Since the two functions touch at \displaystyle \begin{align*} A\left( 0, \frac{15}{2} \right) \end{align*} that means that this point lies on the cubic function. Thus

\displaystyle \begin{align*} \frac{15}{2} &= a\left( 0 \right) ^3 + b\left( 0 \right) ^2 + c\left( 0 \right) + d \\ \frac{15}{2} &= d \end{align*}

So we can rewrite the cubic as \displaystyle \begin{align*} y = a\,x^3 + b\,x^2 + c\,x + \frac{15}{2} \end{align*}.

Also since this is a point where the line just touches the cubic, that means the line is a tangent to the cubic at that point. Thus the gradient of the curve at that point is equal to the gradient of the line.
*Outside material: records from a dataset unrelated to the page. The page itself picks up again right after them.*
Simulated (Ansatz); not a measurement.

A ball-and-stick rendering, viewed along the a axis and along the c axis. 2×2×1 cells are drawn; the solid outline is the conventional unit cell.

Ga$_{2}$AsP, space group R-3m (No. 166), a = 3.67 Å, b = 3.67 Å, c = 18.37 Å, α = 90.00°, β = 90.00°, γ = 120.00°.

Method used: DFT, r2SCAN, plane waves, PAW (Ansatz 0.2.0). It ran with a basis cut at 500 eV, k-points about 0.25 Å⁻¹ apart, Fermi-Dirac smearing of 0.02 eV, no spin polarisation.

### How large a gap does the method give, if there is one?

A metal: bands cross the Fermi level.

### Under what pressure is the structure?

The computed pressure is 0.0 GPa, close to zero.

The gradient of the line is \displaystyle \begin{align*} -3 \end{align*} since the line can be rewritten as \displaystyle \begin{align*} y = -3\,x + \frac{15}{2} \end{align*}, thus

\displaystyle \begin{align*} \frac{\mathrm{d}y}{\mathrm{d}x} &= 3\,a\,x^2 + 2\,b\,x + c \\ -3 &= 3\,a\left( 0 \right) ^2 + 2\,b\left( 0 \right) + c \\ -3 &= c \end{align*}

So we can rewrite the cubic as \displaystyle \begin{align*} y = a\,x^3 + b\,x^2 - 3\,x + \frac{15}{2} \end{align*}.

Since there is a stationary point on the cubic at \displaystyle \begin{align*} B\left( 3, -6 \right) \end{align*}, that means that the point lies on the cubic and also the derivative is 0 at that point.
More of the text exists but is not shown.